Motion Hearing Law & Legal Definition


Hearing on a motion is Motion Hearing. A Motion is a request asking a judge to issue a ruling or order on a legal matter. Usually, one side files a motion, along with notice of the motion to the attorney for the opposing party, the other side files a written response. Once a judge receives a motion, he or she can grant or deny the motion based on its contents. In the alternative, the judge can also schedule a hearing. At a motion hearing, each party can argue its position and the judge can ask specific questions about the fact or law. After hearing the judge decides the motion and this is called an order. However, during a trial or a hearing, an oral motion may also be permitted.

Motions are often made before trials to resolve procedural and preliminary issues, and may be made after trials to enforce or modify judgments.

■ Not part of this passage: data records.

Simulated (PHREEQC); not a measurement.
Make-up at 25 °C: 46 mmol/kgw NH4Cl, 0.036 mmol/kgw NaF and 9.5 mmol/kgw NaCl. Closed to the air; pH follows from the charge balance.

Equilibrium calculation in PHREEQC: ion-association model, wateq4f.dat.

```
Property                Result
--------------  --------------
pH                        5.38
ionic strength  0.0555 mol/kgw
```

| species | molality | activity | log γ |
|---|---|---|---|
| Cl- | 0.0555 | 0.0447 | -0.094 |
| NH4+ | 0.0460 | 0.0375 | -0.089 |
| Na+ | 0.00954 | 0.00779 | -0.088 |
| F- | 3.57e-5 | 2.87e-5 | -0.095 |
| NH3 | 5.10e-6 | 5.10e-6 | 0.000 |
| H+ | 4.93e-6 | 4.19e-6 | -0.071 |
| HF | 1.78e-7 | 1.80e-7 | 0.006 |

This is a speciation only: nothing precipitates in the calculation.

Motions are made in court all the time for many purposes such as to continue a trial to a later date, to get a modification of an order, for temporary child support, for a judgment, for dismissal of the opposing party's case, for a rehearing, for sanctions, and many other reasons. A motion on a factual matter usually will be filed with a supporting affidavit.For example, a motion for leave is a request for permission to do something, such as filing a supplemental or amended pleading.

A motion hearing provides judges with an opportunity to hear oral arguments, in addition to the written motion and memoranda submitted to the court. Local rules of court may provide specific standards or procedures with respect to setting hearings on motions.

Example of some statutes in Arizona on motion hearing.

Ariz. R. Crim. P. 35.2. Hearing; oral argument

Upon request of any party, or on its own initiative, the court may set any motion for hearing. The court may limit or deny oral argument on any motion.

Ariz. Super. Ct. Pima Co. R. 2

Calendar

(2.1) Motions. Motions shall be heard on Monday of each week or as otherwise ordered. If Monday is an official holiday, then the next official court day will be designated for the hearing of motions. The division to which the case is assigned shall set all motions for hearing.